Listen, we (that is, Jen) loves summer. But maybe not everyone does. And because it’s our dear intern Esther’s last day, we’re letting her sound off on the subject. Let the summer-hating commence!
It’s August, and it has been for two weeks now. Summer is almost over. We made you a seasonal bucket list. Internships (including mine at Runnin’ Scared!) are ending, back-to-school ads are airing (Old Navy, calm down), and we’re all getting a little fatigued. As our days of complaining about how hot it is grow fewer, we find ourselves beginning to wistfully dream of those days when there’s a chill in the air.
On nice days like this one, I swear, if the breeze catches you in just the right way, you can smell autumn. Even the city is gearing up for the impending icy onslaught. We started out the summer with “33 Reasons We Can’t Help Loving Summer In the City,” so now, as a kind of denouement, we bring you eight reasons we are looking forward to winter, especially winter in New York.
Surely by the time the season actually rolls around, we will look back on this list and laugh about our naivete as our lips start to chap and we remember the intense loneliness inevitably caused by New Year’s Eve. But for now we will relish in our frosted hopes.
8. Holiday Music
Okay. This is a controversial one, since most people hate it, but we appreciate a season in which we are allowed to listen to the in-retrospect-creepily-titled A Christmas Gift for You From Phil Spector, A Charlie Brown Christmas, and Mariah Carey saying the word “festive.”
7. Oscar Season
In the summer the majority of movies are disastrous, moneymaking vehicles for explosions and/or sentimental spurts of emotion, but in the winter movies get serious and, let’s face it, good. Have you seen the trailer for The Iron Lady? Holy mother of Meryl Streep.
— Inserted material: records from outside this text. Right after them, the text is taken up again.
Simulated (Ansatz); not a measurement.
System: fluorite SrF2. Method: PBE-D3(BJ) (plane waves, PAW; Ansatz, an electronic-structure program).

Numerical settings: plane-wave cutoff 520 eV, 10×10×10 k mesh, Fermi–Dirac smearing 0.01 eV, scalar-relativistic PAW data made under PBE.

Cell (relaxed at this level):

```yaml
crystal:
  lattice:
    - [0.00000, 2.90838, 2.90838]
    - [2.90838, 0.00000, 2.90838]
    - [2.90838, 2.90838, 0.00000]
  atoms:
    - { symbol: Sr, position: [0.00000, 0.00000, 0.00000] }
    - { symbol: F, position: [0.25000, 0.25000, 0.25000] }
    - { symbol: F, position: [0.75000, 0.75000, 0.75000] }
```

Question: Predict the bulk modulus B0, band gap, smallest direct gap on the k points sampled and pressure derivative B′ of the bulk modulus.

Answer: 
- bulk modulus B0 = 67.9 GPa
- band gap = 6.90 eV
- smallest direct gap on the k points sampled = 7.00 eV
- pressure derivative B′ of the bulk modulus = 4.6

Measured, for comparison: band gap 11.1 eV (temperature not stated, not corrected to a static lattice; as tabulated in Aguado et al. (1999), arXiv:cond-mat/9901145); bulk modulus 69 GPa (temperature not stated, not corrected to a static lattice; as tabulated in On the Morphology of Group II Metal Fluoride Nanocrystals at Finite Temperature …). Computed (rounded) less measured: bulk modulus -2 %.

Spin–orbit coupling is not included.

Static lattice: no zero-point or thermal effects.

This may be a little too soon to say after last year’s snowmageddon, but those early first snows — the December ones, not the February ones — are delightful. Our parks look beautiful, and the snow reminds us that a) global warming hasn’t quite destroyed us yet and b) we can still take some childlike pleasure in nature despite our hardened New Yorker insides.
5. Christmas Trees Being Sold on the Street
Right now the streets of New York smell like some weird combination of rotting food, poop, and B.O. Come December they will smell overwhelmingly of pine. What season wins?
4. Apple Cider
And, really, any foodstuffs sold at the holiday markets that pop up around the city in places like Bryant Park, Columbus Circle, and Union Square. Edibles we crave include, but are not limited to, the aforementioned cider, gingerbread, chocolate-dipped marshmallows and candy canes or otherwise candy-cane flavored goodies. On a separate note, we are getting to the point where we are kind of done with iced coffee for now. [Jen: boo!] Also, eggnog. Eggnog with a lot of rum.
Winter is the only time of the year where most everyone in the city gets a reprieve from work. Except journalists. We never rest.
2. The True Feeling of Warmth
In the summer you are hot. In the winter, after coming inside, there is a genuine feeling of wonderful, glowing warmth. Add apple cider or that eggnog and rum I was talking about, and you’re guaranteed to feel swell.
They can be ironic, colorful, stylish, sparkly, over-sized, fuzzy, or ugly, but they are always spectacular and cozy. Besides, winter clothes are the great equalizer. During the summer people fret about how they look when they are practically naked (or actually naked depending on what kind of beach you frequent). During the winter most are just content being warm. A good gigantic sweater trumps any swimsuit or bikini, because whether you are a man or a woman, no one needs to see your midsection. As a bonus, accessorizing is fun.
Esther would like to note that although summer has lost its shine for her, she loves (loved?) her summer internship.